Growing up, I was blessed to have a mother who cooked every night. I now know, one of the reasons I felt loved was because she gave of herself by preparing a meal for our family. Fast forward to the first couple of years in my marriage; I worked so hard to have extravagant meals each night, the kind with at least 10 ingredients in it. I was showing my man how much I loved him. Imagine my surprise when he said, “You know I am good to have a sandwich for dinner every now and then”. What? I couldn’t believe it. He would much rather have me sit on the couch, side by side, with him to watch a movie instead of in the kitchen preparing a fancy meal.

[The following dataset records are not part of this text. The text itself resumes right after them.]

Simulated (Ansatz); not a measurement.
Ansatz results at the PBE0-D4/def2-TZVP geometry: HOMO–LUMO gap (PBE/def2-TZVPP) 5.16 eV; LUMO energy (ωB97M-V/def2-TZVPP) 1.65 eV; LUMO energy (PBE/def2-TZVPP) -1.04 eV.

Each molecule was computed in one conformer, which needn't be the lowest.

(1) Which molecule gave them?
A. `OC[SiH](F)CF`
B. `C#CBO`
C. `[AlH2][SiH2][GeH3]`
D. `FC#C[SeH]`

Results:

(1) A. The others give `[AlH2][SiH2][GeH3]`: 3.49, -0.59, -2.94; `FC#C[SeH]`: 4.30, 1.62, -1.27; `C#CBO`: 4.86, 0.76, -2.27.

Now don’t get me wrong, I believe 100% that meals should be eaten together as a family at the table, even if it is just the two of you. The time that is spent together during a meal is priceless. I realized to show him love it did not need to be a dinner that took hours to prepare, he needed something else from me, not wrong just different, from what I knew. He needed more side by side with me.
Whether you grew up in loving home or one that was less desirable, you have determined what constitutes real love. If he is doing this, then he must love me and if he is not doing that, he must not love me. We have to stop to realize that we have come from different families with different backgrounds and traditions.
So back to the question, what is love? Have you asked him? I have seen so many couples work hard to show the other love, yet missing the very thing that the other needed the most to feel loved. It could all be quickly resolved by simply asking the question:
- How would you know that I loved you?
- What do you need from me to show you I love you?
Wow, a few simple questions that can save so much heart ache and wasted time on things that may not be important.
I have learned that I can not tell my husband I love him and then ignore the fact he has asked me to shop within a budget, even if it means buying him something new. He cares more about the finances of our family then how hot I think he will look in the new shirt. On the flip side, while out shopping, years ago, with a girlfriend, her husband was a little hurt when she did not return with him a little gift that said she was thinking of him while we were out.
To show me love, my husband has learned going on a long walk, just to talk (thankfully he likes that too) or helping me with household responsibilities is more important than any fancy jewelry or flowers.
Philippians 2: 2-4 says:
Do nothing from selfishness or empty conceit, but with humility of mind let each of you regard one another as more important than himself; do not merely look out for your own personal interests, but also for the interests of others.
Instead of showing love the way we want or how we THINK he wants, let’s save ourselves some time and put our energy towards “what is love” to him.